Rutgers University President Robert Barchi managed to make a bad situation infinitely worse yesterday with his tone-deaf and arrogant news conference addressing his men’s basketball team scandal.

To recap the timeline: in November 2012, the team’s director of player development brought Rutgers Athletic Director Tim Pernetti dozens of video clips showing Coach Mike Rice engaging in abusive behavior toward his players during team practices: pushing them, kicking them, throwing basketballs at their heads, yelling homophobic slurs at them. After seeing this, Pernetti and other university officials decided not to terminate Rice, but to fine him and put him on probation. President Barchi says he didn’t bother to watch the video at the time because he relied on the judgment of his administrators and trusted their decision.

Fast-forward to this past Tuesday, April 2. ESPN airs the offending video, the public erupts with shock and disgust, President Barchi finally gets around to viewing the video himself, and Coach Rice resigns the following day, April 3. Two days later on April 5, Barchi holds a news conference to address the issues publicly.

Right from his opening statement, I had the sinking feeling that Barchi was taking the wrong approach. He did apologize, but he said the whole debacle was “a failure of process,” not his own failure. When asked if he had considered resigning, he smiled and flippantly said “I consider resigning every day.” What? His whole tone was somehow too casual and haughty at the same time, as if he wasn’t taking this very serious situation seriously because it was somewhat beneath him.

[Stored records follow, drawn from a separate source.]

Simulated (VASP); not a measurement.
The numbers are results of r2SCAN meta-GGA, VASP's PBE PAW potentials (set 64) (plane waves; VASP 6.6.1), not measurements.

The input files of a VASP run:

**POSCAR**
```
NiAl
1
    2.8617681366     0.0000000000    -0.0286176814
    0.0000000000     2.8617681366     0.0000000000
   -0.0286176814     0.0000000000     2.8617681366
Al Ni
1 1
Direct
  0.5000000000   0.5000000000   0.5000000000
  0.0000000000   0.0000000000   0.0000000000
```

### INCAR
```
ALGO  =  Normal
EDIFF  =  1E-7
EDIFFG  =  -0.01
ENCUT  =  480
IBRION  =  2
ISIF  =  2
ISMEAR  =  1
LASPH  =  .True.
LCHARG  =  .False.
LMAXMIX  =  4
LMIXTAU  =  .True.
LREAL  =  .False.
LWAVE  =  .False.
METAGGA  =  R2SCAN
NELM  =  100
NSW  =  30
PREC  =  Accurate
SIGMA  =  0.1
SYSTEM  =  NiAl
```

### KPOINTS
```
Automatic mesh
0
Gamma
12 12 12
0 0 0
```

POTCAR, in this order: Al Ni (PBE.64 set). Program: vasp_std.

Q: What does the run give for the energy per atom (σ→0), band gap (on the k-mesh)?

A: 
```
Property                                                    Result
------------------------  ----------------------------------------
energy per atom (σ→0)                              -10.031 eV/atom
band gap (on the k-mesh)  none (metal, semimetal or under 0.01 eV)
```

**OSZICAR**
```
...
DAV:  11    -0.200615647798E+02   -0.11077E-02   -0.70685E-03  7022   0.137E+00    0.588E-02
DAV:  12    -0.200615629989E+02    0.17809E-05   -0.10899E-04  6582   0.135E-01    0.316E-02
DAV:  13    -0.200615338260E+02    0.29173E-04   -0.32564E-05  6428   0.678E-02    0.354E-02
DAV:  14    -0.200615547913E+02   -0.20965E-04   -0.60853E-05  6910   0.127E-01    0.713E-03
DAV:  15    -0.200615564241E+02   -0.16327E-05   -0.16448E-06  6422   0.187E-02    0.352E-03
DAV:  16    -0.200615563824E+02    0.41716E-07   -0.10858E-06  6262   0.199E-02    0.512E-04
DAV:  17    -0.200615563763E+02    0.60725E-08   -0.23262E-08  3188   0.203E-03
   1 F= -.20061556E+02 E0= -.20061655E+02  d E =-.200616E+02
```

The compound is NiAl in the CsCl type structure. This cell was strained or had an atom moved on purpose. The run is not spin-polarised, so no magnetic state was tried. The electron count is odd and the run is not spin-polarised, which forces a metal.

Rule #1 of media training for crisis management: when bad things happen, address them immediately, take full responsibility, and if an apology is called for (as it certainly was in this case), it should be complete, unequivocal and sincere. No qualifications or weak attempts at humor.

As of this writing, President Barchi still has his job. But he didn’t help himself with his pathetic performance in front of the cameras.